By Gail Frye and Mark Gutglueck
Tres Hermanos Ranch, located on 2,445 acres straddling Chino Hills and Diamond Bar at the Los Angeles County/San Bernardino County boundary, is to remain in the possession of the Tres Hermanos Conservation Authority now that litigation over the authority’s acquisition of the property has been dismissed.

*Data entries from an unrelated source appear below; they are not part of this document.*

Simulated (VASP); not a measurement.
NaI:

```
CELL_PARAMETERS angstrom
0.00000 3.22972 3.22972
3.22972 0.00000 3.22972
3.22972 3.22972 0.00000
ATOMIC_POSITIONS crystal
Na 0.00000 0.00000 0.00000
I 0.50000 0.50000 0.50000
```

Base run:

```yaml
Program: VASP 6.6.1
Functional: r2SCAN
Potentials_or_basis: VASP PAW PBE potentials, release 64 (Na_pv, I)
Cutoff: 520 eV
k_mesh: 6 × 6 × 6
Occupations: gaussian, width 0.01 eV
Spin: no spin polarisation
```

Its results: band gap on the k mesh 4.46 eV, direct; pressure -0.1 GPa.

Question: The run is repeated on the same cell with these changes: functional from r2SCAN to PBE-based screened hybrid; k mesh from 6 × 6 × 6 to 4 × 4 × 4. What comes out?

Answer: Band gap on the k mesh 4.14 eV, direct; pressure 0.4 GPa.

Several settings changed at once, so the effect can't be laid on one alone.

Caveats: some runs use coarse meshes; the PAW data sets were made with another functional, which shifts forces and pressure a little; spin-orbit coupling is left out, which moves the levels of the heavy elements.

In 1978, the City of Industry paid $12.1 million to the heirs of petroleum magnate Tom Scott, former Los Angeles Times Publisher Harry Chandler and California pioneer John Rowland to acquire the land. The city then turned the property over to its redevelopment agency, known as the Industry Urban Development Agency, which had intentions of converting it to a reservoir to guarantee the city would have adequate water into the future. The land remained undeveloped, and with the advent of California legislation in 2011 that shuttered all of the state’s municipal redevelopment agencies, several private land developers, including GH America Inc. and South Coast Communities of Irvine, expressed interest in acquiring the expanse for the purpose of developing it both residentially and commercially, bidding as much as $100 million for it. In August 2017, the City of Industry, which had substantial representation on the boards of both the successor agency to the Industry Urban Development Agency and the oversight board to the successor agency to the Industry Urban Development Agency, boldly took action to acquire the property, tendering a $41.65 million offer on the property, which was accepted.
To the chagrin of both Chino Hills and Diamond Bar, as well as many of those cities’ residents, the City of Industry entered into an agreement with La Jolla-based San Gabriel Valley Water & Power, controlled by William Barkett, to convert the ranch into a solar power generating field utilizing photovoltaic panels to produce 450 megawatts of electricity that would be sold to manufacturers in the City of Industry.
Both the City of Chino Hills and the City of Diamond Bar sued the City of Industry over the matter. Meanwhile, Barkett was provided with more than $20 million by the City of Industry to design, plan and begin work on the solar field. When Barkett failed to perform, however, a falling out between the City of Industry and San Gabriel Valley Water & Power ensued.
After Barkett and San Gabriel Valley Water & Power undertook legal action against the City of Industry, an arrangement was made to expand the membership of the Tres Hermanos Conservation Authority, a joint powers authority [JPA] first formed in 1999 between Chino Hills and Diamond Bar, to include Industry. The three cities then closed a deal by which Chino Hills paid $2,959,967 for the Tres Hermanos Conservation Authority to acquire the 1,750 acres of Tres Hermanos Ranch in Chino Hills, and Diamond Bar paid $1,205,033 695 for the authority to acquire the 695 acres of the ranch situated in Diamond Bar. For its part, the City of Industry wrote down $37,485,000 of the $41,650,000 value of the property in having it handed over to the Tres Hermanos Conservation Authority.
Last year, San Gabriel Valley Water & Power sued the three cities, alleging they engaged in Brown Act violations and collusion with regard to the land sale.
On August 12, 2020, investigators with the Los Angeles County District Attorney’s Office made a series of early morning services of search warrants at the homes and offices of a multitude of individuals associated with the San Gabriel Valley Water & Power solar project, including Barkett, the company’s lobbyist, Frank Hill and former Industry City Manager Paul Philips. Thereafter, the lawsuit against the three cities was dismissed. There was concern that with San Gabriel Valley Water & Power now being held at bay, the City of Industry would reaquire the 2,445 acres, and once more seek to have it developed.
That is not the case, according to City of Industry Mayor Cory Moss. Moss said that “San Gabriel Valley Water & Power has essentially admitted that its allegations were without any merit. They wanted to undo the cities’ collective commitment to preserve Tres Hermanos and they failed.”
The transfer of the Tres Hermanos Ranch property from the City of Industry to the Tres Hermanos Conservation Authority was recorded on February 11, 2019 in both Los Angeles and San Bernardino County recorders’ offices for the portions of the property within the respective counties. Title to the property remains in the name of the Tres Hermanos Conservation Authority.